Should we talk about non-native speakers? | Stillman Translations
Should we talk about non-native speakers?

What is the first thing that comes to mind when you hear “non-native speaker”?

Many say it’s a mistake, and they have a point. Here’s why. 

What is the first thing that comes to mind when you hear “non-native speaker”?  

According to the Cambridge dictionary, the meaning of non-native speaker is someone who has learned a particular language as a child or adult rather than as a baby.  

Yet, there is a certain bias. Apologies for not being a native speaker are much more common in English than in other languages. The term “non-native speaker” is used to describe people who learnt English later on in life. And for some reason, for many, not being impeccable at it or having an accent makes them feel apologetic. As if at fault, somehow. 
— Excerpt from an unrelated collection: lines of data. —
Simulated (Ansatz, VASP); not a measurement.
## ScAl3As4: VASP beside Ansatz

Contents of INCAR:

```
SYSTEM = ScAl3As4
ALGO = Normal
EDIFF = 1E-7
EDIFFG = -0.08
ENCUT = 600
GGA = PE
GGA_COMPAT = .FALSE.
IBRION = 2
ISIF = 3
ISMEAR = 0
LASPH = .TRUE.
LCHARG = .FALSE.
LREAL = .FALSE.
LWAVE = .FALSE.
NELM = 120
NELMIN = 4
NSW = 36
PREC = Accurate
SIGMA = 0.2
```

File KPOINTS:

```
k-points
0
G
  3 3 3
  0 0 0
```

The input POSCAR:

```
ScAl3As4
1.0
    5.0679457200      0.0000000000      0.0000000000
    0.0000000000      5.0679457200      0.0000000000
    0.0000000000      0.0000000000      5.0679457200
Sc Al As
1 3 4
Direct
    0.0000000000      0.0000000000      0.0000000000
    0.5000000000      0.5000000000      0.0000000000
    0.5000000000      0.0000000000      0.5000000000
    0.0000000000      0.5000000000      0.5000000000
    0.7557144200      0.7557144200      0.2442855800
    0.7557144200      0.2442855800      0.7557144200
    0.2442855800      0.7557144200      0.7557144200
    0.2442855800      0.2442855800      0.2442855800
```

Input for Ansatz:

From a linguistic point of view, this makes sense: calling somebody non-anything is invalidating. Imagine divisions being white and non-White? Local and non-local. The prefix ‘non’ states deviance from the “norm”. 

It’s for this reason that the US Department of Education is now using “English Language Learners” or “English Learners” to identify kindergarten through high school students whose native language is not English but who are actively trying to learn it. Other terms like “multilingual speakers” are also being proposed. Terms that could shift public attitudes to be more welcoming towards other languages. 

This is not a minor issue in a country of 1.18 million immigrants, according to data from the US Department of Homeland Security. A country where only 17% of immigrant households speak English.  

Source: Pew Research Center

The thing is, we are very comfortable with English being the norm. So much, it has become an expectation for people to know it, understand it, spread it. Director Steven Spielberg deliberately omitted subtitles for scenes in Spanish in his remake of the film “West Side Story”. His reason why is strongly related to the subject in discussion. “If I subtitled the Spanish I’d simply be doubling down on the English and giving English the power over the Spanish. This was not going to happen in this film, I needed to respect the language enough not to subtitle it,” he said.  

You can read more about this in our previous article America’s Language Gap.

How the term ‘non-native’ has had a huge impact on teaching 

Meri Maroutian is a Delta-qualified teacher based in Parma and was born in Armenia. She is an example of the social injustices reserved for those perceived as foreigners or “non-native”. This is why she named her blog the non-native speaker

To what concerns teaching, enrolling in a class whose teacher is a native speaker is perceived as better. By contrast, non-native teachers are one step below in quality. But being a native speaker makes you a better speaker, not a better teacher.  

She even has a video on the topic where she states: “Imagine that all the studying and certifications that you hold don’t matter. They matter only if you were born in the United Kingdom, Australia, Canada, or in some cases if you were born in the States”.  

So there is yet another universe where the use of the term ‘non-native’ perpetuates stereotyping of TESOL professionals. And that makes teachers feel inadequate. 

TESOL teacher Sulaiman Jenkins proposes the framework should address the following features: 

Mother tongue of a TESOL professional, where such identification has some academic, pedagogical, or professional relevance 

– Usage and ability to manipulate the language and not simply “speaking” it. How they teach it, write it, read it, etc. 

Competency and fluency in the English language, which can be translated to if they understand the language, can articulate its rules, can accurately utilize a wealth of vocabulary, etc. 

Photo by ThisisEngineering RAEng on Unsplash 

Should English be taught in the US? 

The answer to “should we teach English” is yes. Not by us, but by the U. S. Supreme Court’s interpretation of the Civil Rights Act in Lau v. Nichols (1974). Local school districts and states must provide appropriate services to limited-English-proficient students. But the up-and-coming question is, for how long? 

On average, it takes four years to achieve English language proficiency. And academic English proficiency can take four to seven years. The clear conclusion emerging from diverse data sets is that even in the two California districts that are considered the most successful in teaching English to LEP students, oral proficiency takes 3 to 5 years to develop, and academic English proficiency can take 4 to 7 years.  

But this right is a right so people can feel the most comfortable in the country they choose as home. By no means does it mean they should “sound native” nor be confronted by stereotypes like those previously mentioned.  

With measures like these, small gestures like Spielbergs, and vocabulary swaps like the U.S Department of Education’s, we slowly approach a more safe and friendly social environment.